Archive for the ‘Uncategorized’ Category

Oh Well – a new W3C WG …

Just a bit ago, Sandro Hawke announced the launch of the new OWL Working Group (aka OWL 1.1):

W3C is pleased to announce the launch of the OWL Working Group. Ian Horrocks (Oxford University) and Alan Ruttenberg (ScienceCommons) chair the group which is chartered to produce a W3C Recommendation for an extended Web Ontology Language (OWL), adding a small set of extensions and defining profiles identified by users and tool implementers.

I’m looking forward seeing how this evolves …


RDFa “an Integral Part of the Semantic Web”

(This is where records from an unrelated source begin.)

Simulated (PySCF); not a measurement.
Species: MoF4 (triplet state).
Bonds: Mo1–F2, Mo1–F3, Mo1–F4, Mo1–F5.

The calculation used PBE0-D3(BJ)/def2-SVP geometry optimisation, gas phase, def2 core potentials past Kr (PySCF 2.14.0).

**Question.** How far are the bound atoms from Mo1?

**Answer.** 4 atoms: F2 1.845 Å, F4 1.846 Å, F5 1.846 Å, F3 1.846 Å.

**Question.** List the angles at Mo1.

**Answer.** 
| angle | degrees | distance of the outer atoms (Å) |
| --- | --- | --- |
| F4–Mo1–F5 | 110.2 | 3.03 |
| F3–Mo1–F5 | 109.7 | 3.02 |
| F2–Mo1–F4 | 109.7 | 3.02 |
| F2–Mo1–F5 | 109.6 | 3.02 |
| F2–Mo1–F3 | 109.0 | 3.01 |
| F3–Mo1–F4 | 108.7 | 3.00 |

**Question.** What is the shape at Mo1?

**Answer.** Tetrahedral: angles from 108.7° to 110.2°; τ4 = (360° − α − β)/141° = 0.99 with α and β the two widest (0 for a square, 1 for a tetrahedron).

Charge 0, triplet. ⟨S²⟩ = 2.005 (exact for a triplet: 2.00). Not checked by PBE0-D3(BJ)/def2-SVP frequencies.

Kurt Cagle writes about the future of XML, and says a few very interesting things about RDFa:

Similarly, I suspect that while RDFa may have a fairly major hill to climb in terms of adoption, it will likely end up becoming integral to the semantic web fairly soon. Folk ontologies (or folksonomies, as some have referred to them) are not in fact really ontologies at all – they are instead simply property associations. If you can articulate a consisten property relationship using attributes outside of the normal XHTML ones, then you can do more than simply tag a document – you can in fact create relationships between entities in an XHTML document without having to leave the context of that document. That’s what RDFa does. These can then be interpreted by RDF enabled tools, making it possible to achieve something of the holy grail of the semantic web – provide a simple way of nonetheless encoding metadata into a document. I’ve argued for years that RDF as it exists right now is too complex for your average web developer, and what’s more it perforce requires duplication of content between the RDF and XHTML (or whatever document format you’re using). Eliminate this need for duplication by embedded the descriptive relational characteristics directly in the element’s attribute set, and all of a sudden the Semantic Web begins to move away from being unachievable to being doable.


Semantic Web Tutorial

Ivan Herman gave a comprehensive Tutorial on Semantic Web Technologies (incl. some nice slides regarding RDFa). Check it out!


RDFa and Validation

A question came in the mail regarding the fact that the W3C validator currently fails on RDFa. This is true, and it will likely remain true until we finish the RDFa specification for XHTML1. RDFa does involve changing the XHTML schemas, and the plan is under way to do just that.

That said, it’s important to note that, for most RDFa use cases, only the about, property, and content attributes are new. It is currently under debate whether these extra attributes should indeed cause the validator to fail, and all browser implementations we have seen are perfectly happy to accept extra attributes, even in strict, XHTML mode, without any change in rendering.

In other words, prototype away. Validation will work soon. In the meantime, nothing else will break.